Students use Harry Potter to give teacher a gift to see colors


His students told him to imagine he was Harry Potter going into a Quidditch match. What they had in store for him was truly magical. Wochit

Beau Scott, a Dayton teacher, hugs his students after they give him a pair of sunglasses that allow him to see colors.(Photo: (Photo: Shannon Hall/Journal & Courier))

DAYTON — A group of students surprised their teacher Monday with a rare surprise — the gift of color. 

Beau Scott, the 4th and 5th grade higher ability teacher at Dayton Elementary School, is color blind. At stoplights, the colors look the same. 

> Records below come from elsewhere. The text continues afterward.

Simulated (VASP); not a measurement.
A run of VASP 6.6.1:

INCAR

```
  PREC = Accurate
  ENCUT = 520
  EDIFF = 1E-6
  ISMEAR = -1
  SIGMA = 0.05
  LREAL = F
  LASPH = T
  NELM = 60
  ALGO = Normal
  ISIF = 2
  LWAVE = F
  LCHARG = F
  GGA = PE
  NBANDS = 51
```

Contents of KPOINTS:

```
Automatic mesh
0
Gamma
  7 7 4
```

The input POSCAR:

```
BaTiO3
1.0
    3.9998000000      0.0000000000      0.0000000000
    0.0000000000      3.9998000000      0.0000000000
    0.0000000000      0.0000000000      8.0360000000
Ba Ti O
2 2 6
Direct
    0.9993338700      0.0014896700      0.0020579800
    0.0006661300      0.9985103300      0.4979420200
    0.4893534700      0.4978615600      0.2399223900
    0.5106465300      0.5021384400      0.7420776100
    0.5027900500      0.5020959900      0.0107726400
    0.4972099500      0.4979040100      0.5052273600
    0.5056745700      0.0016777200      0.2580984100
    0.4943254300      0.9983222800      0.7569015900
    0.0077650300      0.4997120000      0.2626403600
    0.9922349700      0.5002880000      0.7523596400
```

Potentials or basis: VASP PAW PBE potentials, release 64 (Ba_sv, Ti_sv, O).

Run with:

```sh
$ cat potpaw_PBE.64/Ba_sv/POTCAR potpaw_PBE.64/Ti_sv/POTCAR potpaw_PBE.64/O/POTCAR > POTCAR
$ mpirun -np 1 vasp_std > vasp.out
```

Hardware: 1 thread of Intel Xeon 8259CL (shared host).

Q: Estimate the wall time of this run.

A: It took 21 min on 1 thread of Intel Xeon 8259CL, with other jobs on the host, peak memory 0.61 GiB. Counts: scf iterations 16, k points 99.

A few of his students wanted to do something special for him. Claire De Lon, a 5th grader, and Nori Patterson, a 4th grader, both were trying to raise money for color-seeing glasses for Scott. 

"It must be really hard for him to see that way," Claire said. 

Nori said she and her family wanted to do something nice for Scott, and the two girls found out they were both trying to do the same thing. 

Scott is one of Claire and Nori's favorite teachers, so it made sense to do something for him.

So the two joined forces and started to raise money for the glasses. 

Claire sold decorative mice with candy cane tails, and students in the class donated anywhere from $5 to $10 each to raise a little more than $300 for Scott's glasses. 

Both Nori and Claire were nervous because, in some cases, the glasses don't work for everyone. 

"I know he would be grateful for the gift from everyone, but I hope it works," Nori said.

The students told Scott they wanted to perform a Harry Potter "magic trick." So when he closed his eyes, the students gave him a wand, a broom and his Quidditch goggles — also known as the color-seeing glasses. 

Then, on the count of three, the kids held up a sign saying "Merry Christmas" on different colors of paper.

At first, he didn't notice the change, he said. But after lifting the glasses slightly, he could see the difference. 

"Oh my gosh, guys," he said. "Oh my gosh. This is awesome. I can see the colors." 

His wife, Aliya, was in attendance, and the two discussed what he'll be able to do with the glasses.

One thing he's looking forward to is picking out clothes for his children, he said with a laugh. 

"Now you can see at stop lights," Aliya Scoot, his wife, said with a smile.

Scott and the students went outside to see all the varieties of colors there.

"Your clothes look, like, different out here than inside," he told the kids. 

Fall has always been Scott's favorite season despite not being able to see the colors.

Now he's excited to see all the colors. 

He's heard of a set of trees along Northwestern Avenue that, when the sun hits them just right, looks like they're burning. 

"I'm so excited to see all the colors," he said. 

Scott thanked all his students several times Monday morning.

"It just really, really means the world to me," he said. "Thank you, guys." 

When asked if he'll take off the glasses much — "not today," was his reply.